Subsequently, as an intern in the Archive of Folk Song, Kodish explored
the many boxes of typescripts, correspondence, and index cards. During
this period and later while working on her master's degree in the Folklore
Department of the Memorial University of Newfoundland under the direction
of Prof. Herbert Halpert and Prof. Neil V. Rosenberg, she made a number
of lists and indexes and helped to prepare the manuscripts for preservation
on microfilm. She interviewed Robert Gordon's daughter, Mrs. Roberta
P. G. Nye, and her family in Shalotte, North Carolina, and also a number
of
other people throughout the country who had known Gordon. These researches,
which were supported by grants from Memorial University, culminated
in an exemplary thesis.
In 1976 the archive was able to place the Gordon cylinders on the Recording
Laboratory's schedule for preservation duplication (the Gordon discs had
been copied onto tape several years before). In preparation for this, two
archive interns, Rebecca Martin and Susan J. Grodsky, prepared a provisional
shelflist based on Gordon's own card index. The cylinders were copied by
Mark Schellhammer under the supervision of Chief Engineer Robert B. Carneal.

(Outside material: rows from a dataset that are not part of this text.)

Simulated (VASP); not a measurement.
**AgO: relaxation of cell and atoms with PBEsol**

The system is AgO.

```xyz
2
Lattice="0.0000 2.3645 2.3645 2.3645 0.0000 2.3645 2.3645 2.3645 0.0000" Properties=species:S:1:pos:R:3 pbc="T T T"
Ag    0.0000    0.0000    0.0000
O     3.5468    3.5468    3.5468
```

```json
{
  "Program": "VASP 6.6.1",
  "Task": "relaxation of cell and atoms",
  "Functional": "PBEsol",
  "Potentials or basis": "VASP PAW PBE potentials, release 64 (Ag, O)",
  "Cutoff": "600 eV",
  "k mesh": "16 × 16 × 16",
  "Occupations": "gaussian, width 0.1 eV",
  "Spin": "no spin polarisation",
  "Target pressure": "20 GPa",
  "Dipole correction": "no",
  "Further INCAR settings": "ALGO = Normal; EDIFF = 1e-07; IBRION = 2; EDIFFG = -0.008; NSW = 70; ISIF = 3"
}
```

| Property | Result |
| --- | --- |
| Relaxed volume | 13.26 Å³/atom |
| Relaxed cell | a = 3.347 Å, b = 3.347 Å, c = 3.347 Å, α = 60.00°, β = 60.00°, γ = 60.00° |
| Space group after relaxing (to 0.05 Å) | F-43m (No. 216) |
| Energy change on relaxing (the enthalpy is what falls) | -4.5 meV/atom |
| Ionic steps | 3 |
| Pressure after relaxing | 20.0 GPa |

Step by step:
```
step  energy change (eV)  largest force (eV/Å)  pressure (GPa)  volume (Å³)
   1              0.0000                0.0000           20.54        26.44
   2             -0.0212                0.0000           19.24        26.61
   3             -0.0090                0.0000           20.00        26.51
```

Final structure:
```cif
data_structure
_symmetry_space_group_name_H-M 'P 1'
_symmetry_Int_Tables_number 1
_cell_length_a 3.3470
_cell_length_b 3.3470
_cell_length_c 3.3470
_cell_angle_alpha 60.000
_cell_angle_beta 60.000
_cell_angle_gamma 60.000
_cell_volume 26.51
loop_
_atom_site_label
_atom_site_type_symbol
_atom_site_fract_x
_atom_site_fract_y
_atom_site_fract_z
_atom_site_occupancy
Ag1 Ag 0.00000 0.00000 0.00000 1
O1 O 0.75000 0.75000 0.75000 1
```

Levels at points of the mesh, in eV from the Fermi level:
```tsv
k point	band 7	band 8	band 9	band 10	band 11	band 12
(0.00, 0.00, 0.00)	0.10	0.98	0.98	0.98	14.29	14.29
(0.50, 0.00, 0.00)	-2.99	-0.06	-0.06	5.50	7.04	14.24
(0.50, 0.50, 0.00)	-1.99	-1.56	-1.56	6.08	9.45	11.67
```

Debora Kodish's study of Gordon at the Memorial University of Newfoundland
spurred Herbert Halpert to order a set of the Gordon tapes for the university's
folklore archive. Once the tapes and shelflist arrived in St. John's, folklore
archivist Neil V. Rosenberg assigned to a graduate student, Robert McCarl,
the task of listening to and further annotating the tapes. Rosenberg and
the new Folklore Department director, Kenneth S. Goldstein, asked McCarl
to give particular attention to items appropriate for issuance on an LP
disc. Goldstein's and Rosenberg's keen interest in a publication of selected
Gordon recordings dovetailed with interest in the Library of Congress in
a suitable commemoration of the archive's anniversary. Initial selection
for the LP was energetically carried out by Goldstein and Rosenberg in
Newfoundland and by Kodish at the Library. Rosenberg and Kodish were on
hand for a final tape duplication supervised by Carneal and assisted by
Assistant Chief Engineer John E. Howell and Erika Brady, staff engineer.
The interest and efforts of many people led to the conception and completion
of this recording. Extreme thanks are tendered to everyone who collaborated
in this project. In addition, we thank the singers and musicians who recorded
for R.W. Gordon and their next-of-kin who, when located, gave us permission
to include selections on this LP. For general encouragement and specific
guidance, we are much indebted to Kenneth S.Goldstein, Archie Green, Herbert
Halpert, Alan Jabbour, Bert Nye, Roberta Gordon Nye and family, and J.Barre
Toelken. Grateful acknowledgement is also tendered to Loyal Jones and to
the James Stikeleather, Jr., family for photographs and to Sharon Cochrane,
Donna Jean Fusione, Frank J. Gillis, John Hasse, Gerald E. Parsons, Jr.,
and Cindy Turpin for their assistance with annotations, transcriptions,
and bibliography.
To the memory of Robert Winslow Gordon we dedicate this recording.